You then ask: Why must one confess one’s sins to a priest and not do so directly to God? Of course, one always addresses God when confessing one’s sins. However, that it is also necessary to do so to a priest is something that God himself makes us understand: In sending his Son with our flesh, he shows he wants to encounter us through a direct contact that passes through the signs and language of our human condition.
Just as He came out of Himself for love of us and has come to “touch us” with his flesh, we are also called to come out of ourselves for love of Him and to go with humility and faith to him who can give us pardon in his name with word and gesture. Only the absolution of sins that the priest gives in the sacrament can communicate the interior certainty of having been truly forgiven and received by the Father who is in Heaven, because Christ has entrusted to the ministry of the Church the power to bind and to loose, to exclude and admit in the Covenant community (cf. Matthew 18:17).

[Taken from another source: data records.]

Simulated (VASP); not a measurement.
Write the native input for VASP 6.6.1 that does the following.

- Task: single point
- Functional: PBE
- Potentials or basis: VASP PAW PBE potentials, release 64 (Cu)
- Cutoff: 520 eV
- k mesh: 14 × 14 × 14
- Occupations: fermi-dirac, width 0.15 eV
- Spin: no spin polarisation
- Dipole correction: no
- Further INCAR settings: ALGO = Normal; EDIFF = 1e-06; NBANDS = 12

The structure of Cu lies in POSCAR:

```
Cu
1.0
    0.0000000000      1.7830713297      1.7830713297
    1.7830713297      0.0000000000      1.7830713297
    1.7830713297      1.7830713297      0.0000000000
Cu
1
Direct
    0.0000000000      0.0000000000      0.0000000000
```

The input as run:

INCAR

He it is who, risen from death, said to the Apostles: “Receive the Holy Spirit. If you forgive the sins of any, they are forgiven; if you retain the sins of any, they are retained” (John 20:22-23). Therefore, to go to Confession to a priest is very different from doing so in the secret of one’s heart, exposed to so many uncertainties and ambiguities that fill life and history.
You will never know absolutely if what has touched you is the grace of God or your emotion, if you have forgiven yourself or if He has forgiven you in the way He chose. Absolved by the one the Lord has chosen and sent as minister of forgiveness, you will be able to experience the freedom that only God gives and understand why going to Confession is a source of peace.
4. A God close to our weakness
Confession therefore is the encounter with divine forgiveness, which is offered to us in Jesus and transmitted to us through the ministry of the Church. In this effective sign of grace, meeting with endless mercy, we are offered the face of a God who knows like no one our human condition and comes close to it with very tender love.
Innumerable episodes in the life of Jesus demonstrate this to us, from the meeting with the Samaritan woman to the healing of the paralytic, from the forgiveness of the adulteress to the tears in the face of the death of his friend Lazarus. … We have immense need of this tender and compassionate closeness of God, as a simple glance at our existence also shows: Each one of us lives with his own weakness, goes through sickness, draws near to death, is aware of the challenge of the questions that all this poses to the heart.
No matter how much we wish to do good, the frailty that characterizes us all, exposes us continually to the risk of falling into temptation. The Apostle Paul described this experience with precision: “I can will what is right, but I cannot do it. For I do not do the good I want, but the evil I do not want is what I do” (Romans 7:24).
It is the interior conflict from which is born the invocation: “Who will deliver me from this body of death?” (Romans 7:24). To it responds in a special way the sacrament of forgiveness, which comes to rescue us always again in our condition of sin, reaching us with the healing power of divine grace and transforming our heart and our behavior.
Because of this, the Church does not tire of proposing the grace of this sacrament to us during the whole journey of our lives: Through it Jesus, true heavenly physician, takes charge of our sins and accompanies us, continuing his work of healing and salvation. As happens in every love story, also the Covenant with the Lord must be tirelessly renewed: Faithfulness is the ever-new desire of the heart that gives itself and receives the love offered it, until the day that God will be all in all.